One caveat is that shard groups and shards are created in the CP system. During normal operation these will be created well ahead of the time they will have data written into them. However, that means that if a node is partitioned off from the CP system for too long, it won’t be able to write data because it won’t have the shard group definitions.
For example, let’s take a look at what happens when a write comes in. Say we have a cluster of 4 servers:
And the data is owned by servers 2-3.
To determine which server owns data we look at the timestamp of the point to see which shard group it belongs to. If the shard group doesn’t exist, we call out to the CP cluster metadata service to get or create a shard group for that point’s time range.
The shard group returned from the metadata service should have shards in it and those shards should be assigned to servers in the cluster. Thus the cluster metadata service is responsible for laying out where data lives in the cluster. Shard groups will be created ahead of time when possible to avoid a thundering herd of writes hitting the cluster metadata service when a new time range comes up.
Once we have the shard group we hash the measurement name and tagset and mod that against the number of shards to see which shard in the group the data point should be written to. Notice that this isn’t a consistent hashing algorithm. The reason we’re not bothering with consistent hashing is because once the shard group becomes cold for writes we don’t need to worry about balancing those across a resized cluster. While getting more read scalability is as simple as copying the cold for write shards to other servers in the cluster.
The key for the data is the measurement name, tagset, and nanosecond timestamp. As an example, let’s say that the shard exists on servers 2, 3, and 4:
What happens next depends on the requested consistency level of the write operation. The different levels are:
- Any – succeed if any of the servers that owns the data accept the write or once the receiving server (1 in our example) writes the data as a durable hinted handoff (more on this later)
- One – succeed once one of the servers that owns the data (2, 3, 4) responds with success
- Quorum – succeed when n/2 + 1 servers accept the write where n is the number of servers that have a copy of the shard
- All – succeed when all servers (2, 3, 4) accept the write
Requests to write the data are made in parallel and success is returned to the client when the requested level is hit.
What happens when a write fails or partially succeeds? For example, say you asked for a quorum, but were only able to write to host 2, while hosts 3 and 4 timed out.
At this point we take advantage of one of our key assumptions about time series data: writes are always for new data that is keyed off information provided by the client.
We return a partial write failure to the client. In the meantime, the write could be replicated in the background by hinted handoff. The client can then either fail, or it can make the request again, which would only overwrite the existing value. But it’s important to note that a failed partial write could end up being taken in and fully replicated.
Hinted handoff is helpful for quick recovery from short term outages like server restarts or temporary unavailability caused by GC pauses or large queries causing a system to get overloaded.

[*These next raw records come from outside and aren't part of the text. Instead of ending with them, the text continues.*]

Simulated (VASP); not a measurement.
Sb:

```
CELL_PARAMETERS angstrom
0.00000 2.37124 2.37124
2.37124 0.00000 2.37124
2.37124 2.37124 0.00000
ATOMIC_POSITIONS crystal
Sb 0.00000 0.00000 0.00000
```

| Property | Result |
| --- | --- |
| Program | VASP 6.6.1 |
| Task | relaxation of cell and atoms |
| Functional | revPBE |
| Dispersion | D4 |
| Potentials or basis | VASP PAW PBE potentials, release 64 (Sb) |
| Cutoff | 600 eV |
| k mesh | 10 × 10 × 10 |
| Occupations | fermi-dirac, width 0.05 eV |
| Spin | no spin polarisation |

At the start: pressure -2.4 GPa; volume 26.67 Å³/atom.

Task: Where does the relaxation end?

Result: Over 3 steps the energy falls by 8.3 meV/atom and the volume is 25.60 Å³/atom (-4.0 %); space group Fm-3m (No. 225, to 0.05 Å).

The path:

In our previous example, when a write comes into server 1, it will attempt to write that point to servers 2, 3, and 4. If the write consistency is Quorum or lower, it’s possible for the write to use hinted handoff for any downed servers.
For example if we had a quorum level write, 2 of the servers that have the shard (2, 3, or 4) will have to accept the write. A success is returned to the client. Then let us say that for some reason server 4 timed out. Server 1 would then write the data point as a hinted handoff.
The hinted handoff is a durable write queue for any writes the server has missed. So server 1 would now have writes stored on disk for server 4. When server 4 comes back up server 1 would then push the writes from its hinted handoff queue to server 4.
We should have settings for the max size of the hinted handoff queue. Writes from the hinted handoff queue should also be throttled to avoid overloading a server that has recently come back up after an outage.
If the hinted handoff writes hit their TTL or if server 1 fills up its queue for server 4, server 4 will have to recover through the anti-entropy repair process.
Anti-entropy repair ensures that we get eventual consistency on all of our data. Servers within the cluster will occasionally exchange information to ensure that they have the same data. Anti-entropy is for cases where a server has been down for an extended period of time and hinted handoff wasn’t able to buffer all the necessary writes.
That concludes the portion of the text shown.